Optionally, a dictionary word can end with a pair of slashes and then, optionally again, markers to indicate that the word is (for instance) a plural: thus 'newts//p'. Using no markers, as in 'toads//', makes a word equivalent to that without a marker, but avoids the single-letter problem — so the preferred modern way to write a single-character I6 dictionary word is 't//', and this is what the following routine does. (Note the exceptional case where the word consists only of a '/': here we cannot write '///' because I6 reads this as // plus an invalid marker /, and throws an error. We escape the single / to avoid this. In all other cases there's no need to escape a /.)

Dictionary words with a literal ~ in are, as it happens, not parsable by the Z-machine, but the code below — employing the @{7E} escape — is in principle legal, and it does work on Glulx.

Very long words can safely be truncated since the virtual machines do not have indefinitely long dictionary resolution anyway, and we had better do so because I6 rejects overlong text between single quotation marks.

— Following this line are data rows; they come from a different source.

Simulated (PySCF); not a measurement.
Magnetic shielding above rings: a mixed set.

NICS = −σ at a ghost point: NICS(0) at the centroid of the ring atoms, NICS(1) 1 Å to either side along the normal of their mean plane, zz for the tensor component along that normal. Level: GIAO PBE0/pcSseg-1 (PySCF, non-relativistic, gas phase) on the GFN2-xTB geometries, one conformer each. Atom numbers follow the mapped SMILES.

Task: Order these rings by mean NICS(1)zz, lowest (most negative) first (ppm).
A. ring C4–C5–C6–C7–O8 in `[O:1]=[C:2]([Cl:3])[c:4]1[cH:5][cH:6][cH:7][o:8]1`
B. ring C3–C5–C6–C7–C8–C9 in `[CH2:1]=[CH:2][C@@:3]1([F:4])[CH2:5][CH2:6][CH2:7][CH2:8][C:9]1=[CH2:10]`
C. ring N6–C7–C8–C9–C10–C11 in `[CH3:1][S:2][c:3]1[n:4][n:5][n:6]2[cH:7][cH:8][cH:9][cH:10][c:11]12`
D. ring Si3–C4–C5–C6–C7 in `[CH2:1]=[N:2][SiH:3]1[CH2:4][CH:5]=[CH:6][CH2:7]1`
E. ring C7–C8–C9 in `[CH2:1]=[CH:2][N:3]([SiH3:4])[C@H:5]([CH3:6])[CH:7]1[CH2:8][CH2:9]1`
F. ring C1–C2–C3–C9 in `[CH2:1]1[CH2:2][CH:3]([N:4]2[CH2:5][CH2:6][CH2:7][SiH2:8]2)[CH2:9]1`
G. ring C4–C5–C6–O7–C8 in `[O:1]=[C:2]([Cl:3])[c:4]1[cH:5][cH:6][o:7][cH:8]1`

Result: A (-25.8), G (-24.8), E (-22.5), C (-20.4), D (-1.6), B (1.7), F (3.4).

void Word::compile_to_I6_dictionary(OUTPUT_STREAM, inchar32_t *p, int pluralise) {
    int c, n = 0;
    WRITE("'");
    for (c=0; p[c] != 0; c++) {
        switch(p[c]) {
            case '/': if (p[1] == 0) WRITE("@{2F}"); else WRITE("/"); break;
            case '\'': WRITE("^"); break;
            case '^': WRITE("@{5E}"); break;
            case '~': WRITE("@{7E}"); break;
            case '@': WRITE("@{40}"); break;
            default: PUT(p[c]);
        }
        if (n++ > 32) break;
    }
    if (pluralise) WRITE("//p");
    else if (Wide::len(p) == 1) WRITE("//");
    WRITE("'");
}